Stacia Sherman Garr, Co-Founder of RedThread Research, explains in an HR Happy Hour podcast episode why working in people analytics is one of the hottest jobs in HR. As she puts it, "You can't run finance without numbers. We shouldn't be running HR without numbers, either.
"What we see when you bring in a people analytics leader to build out your function, they come in as a Director of People Analytics, maybe a VP of People Analytics, depending on their previous experience. Then they will build out the team underneath that to the actual data analysts.
The people managing the details of the data, the people consulting with the HR business partner with the business directly — will be people analytics consultants. Then you'll have others doing more tech work and maybe the HR technology product design."

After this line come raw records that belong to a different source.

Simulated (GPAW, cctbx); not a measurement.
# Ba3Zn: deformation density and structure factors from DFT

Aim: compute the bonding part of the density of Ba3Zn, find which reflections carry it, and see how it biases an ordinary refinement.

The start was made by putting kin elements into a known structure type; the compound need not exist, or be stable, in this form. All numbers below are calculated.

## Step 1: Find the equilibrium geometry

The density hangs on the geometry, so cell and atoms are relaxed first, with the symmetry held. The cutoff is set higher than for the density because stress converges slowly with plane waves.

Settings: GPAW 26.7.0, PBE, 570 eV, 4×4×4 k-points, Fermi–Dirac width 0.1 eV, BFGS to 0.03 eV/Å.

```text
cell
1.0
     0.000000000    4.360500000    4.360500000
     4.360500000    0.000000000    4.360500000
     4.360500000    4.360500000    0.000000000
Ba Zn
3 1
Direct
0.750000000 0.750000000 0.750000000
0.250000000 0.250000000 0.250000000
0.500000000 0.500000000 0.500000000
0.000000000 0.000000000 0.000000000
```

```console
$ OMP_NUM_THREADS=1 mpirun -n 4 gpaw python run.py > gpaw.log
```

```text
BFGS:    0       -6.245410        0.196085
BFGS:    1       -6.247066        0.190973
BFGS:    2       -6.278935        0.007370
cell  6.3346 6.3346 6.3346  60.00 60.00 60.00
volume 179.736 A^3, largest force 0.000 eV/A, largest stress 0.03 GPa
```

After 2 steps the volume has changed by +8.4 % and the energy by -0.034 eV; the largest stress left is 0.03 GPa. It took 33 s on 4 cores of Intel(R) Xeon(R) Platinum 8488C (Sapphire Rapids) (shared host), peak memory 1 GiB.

If you're interested in creating a similar role, consider the impact of your people analytics function on different areas of HR. For example, research from Insight222 highlights:
- The reporting line: an increasing number of personnel reporting into the people analytics function correlates with its higher accountability and influence
- The tenure of the function: as tenure increases, the probability of reporting into this function increases
- Frequency of meetings with the CHRO: there's a direct relationship between the amount of time spent discussing data-driven topics with the CHRO and its influence over them
- Relationships with senior stakeholders: similarly, the research suggests that people analytics teams have more influence when they gain more direct time with stakeholders.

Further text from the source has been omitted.